Wednesday, January 2, 2008

NFSL - How to Talk To A Hunter, and The Canoeists

About eight or nine years ago, when I was thick in the throes of college, the only thing that you could find me reading was short stories. At library book sales and Barnes and Noble (THE bookstore in Springfield) I would pick up anthologies and read them. I would sign up for courses in the short story. I met my advisor in a short story class.

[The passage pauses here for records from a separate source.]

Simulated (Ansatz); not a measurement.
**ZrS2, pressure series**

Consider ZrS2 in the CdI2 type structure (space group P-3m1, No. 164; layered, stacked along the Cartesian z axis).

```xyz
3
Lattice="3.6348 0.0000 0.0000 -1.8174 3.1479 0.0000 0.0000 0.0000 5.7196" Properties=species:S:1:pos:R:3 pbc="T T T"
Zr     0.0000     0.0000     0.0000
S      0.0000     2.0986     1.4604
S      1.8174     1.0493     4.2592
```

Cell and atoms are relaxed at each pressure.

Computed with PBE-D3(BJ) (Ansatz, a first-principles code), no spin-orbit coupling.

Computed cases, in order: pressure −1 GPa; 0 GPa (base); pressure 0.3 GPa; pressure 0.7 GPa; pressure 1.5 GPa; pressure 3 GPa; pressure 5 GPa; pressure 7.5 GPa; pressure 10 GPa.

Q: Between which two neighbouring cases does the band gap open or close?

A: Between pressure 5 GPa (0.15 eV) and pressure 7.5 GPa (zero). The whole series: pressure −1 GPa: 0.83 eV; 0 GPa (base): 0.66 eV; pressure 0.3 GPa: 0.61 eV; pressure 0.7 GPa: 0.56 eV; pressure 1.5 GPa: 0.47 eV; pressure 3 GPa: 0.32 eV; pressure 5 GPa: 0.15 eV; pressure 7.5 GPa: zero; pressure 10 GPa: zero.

And then in my junior year of college I took a class on comparing two sets of novels (a set by Camus, and a set by Dostoyevsky), and I walked away from reading short stories. In my final semester I took a class on writing them, but as far as enjoying them was concerned, I seemed to be finished. I preferred the investment of a novel better. Oh, sure, there was the occasional anthology of Non-Required Reading edited by Eggers or New Yorker fiction, but for the most part I had given it up.

Yesterday on my day of recouperation I curled up in bed for a good measure of the morning listening to my podcasts on iTunes. I subscribe to four of them--The Writer's Almanac with Garrison Keillor, Fresh Air, and two short story 'casts: The New Yorker Short Stories and Selected Shorts. The New Yorker podcast comes out once a month, but the Selected Shorts comes up once a week. (Both the Almanac and Fresh Air come out daily.) In case you are not familiar with the program, Selected Shorts is a series of contemporary short stories (usually three to four in number) read on a stage to an audience somewhere by actors. Mostly they perform in New York, but sometimes they travel--a couple of weeks ago one of the readers read from Edith Wharton's home in Massachusettes.

Yesterday was a collection of four stories, two of which were authors that I recognized. Emily used to be addicted to short stories by Pam Houston, and she would share with me--the first reader read Houston's "How to Talk to a Hunter." It was heartbreaking and delicious to hear...and then later in the broadcast was Rick Bass's "The Canoeists." I love Bass--he reminds me of Dillard in a way, or she reminds me of him (I don't know enough of the timeline to know which one came first). He is rich and decadent in detail and picks thin plots that almost seem not to exist so that he can be rich and decadent in detail. He is very sensual in what he rests on, and he writes his works as set in the outdoors. As I listened to Neil Patrick Harris read of Sissy and Bone, I closed my eyes and felt the cold river water, saw the shining firefly carcasses on the car-transported canoe. The short story finds place again, albeit in small capacity, in my life.

http://www.newwest.net/topic/article/rick_basss_the_lives_of_rocks/C132/L39/

******

It occurs to me in this adventure that I may be conveying some things about what theme this endeavor of Blog 365 will take. A few things that you the reader should probably know:

I won't always be writing this in the morning. I just happened to get lucky the past couple of days.

I won't always write for this length. I had yesterday off and today they told me to take my time coming in to work, and I'm taking them up on it.

I won't always write just about my iPod or the arts. Right now there are no human interactions that are setting my mind on fire, FG and Mary have disappeared again, and MS and SKS are making plans to move to San Diego, all others were busy for the holidays, so I am getting my riches from the internet and from the books and articles I stumble upon. Pardon me whilst I live in my head and hibernate. I will write of what lights my fire on that particular day, and strive for the positive. Right now that lies in the arts.

Cupid, chained to Minerva's pet. :)

2 comments:

dkearns72 said...

Hoot! Hoot! Loving the series and u have at least one fan of the arts entries here. :)

Unknown said...

And if you grow weary of the pressure to post, there's always NaNaDaMo.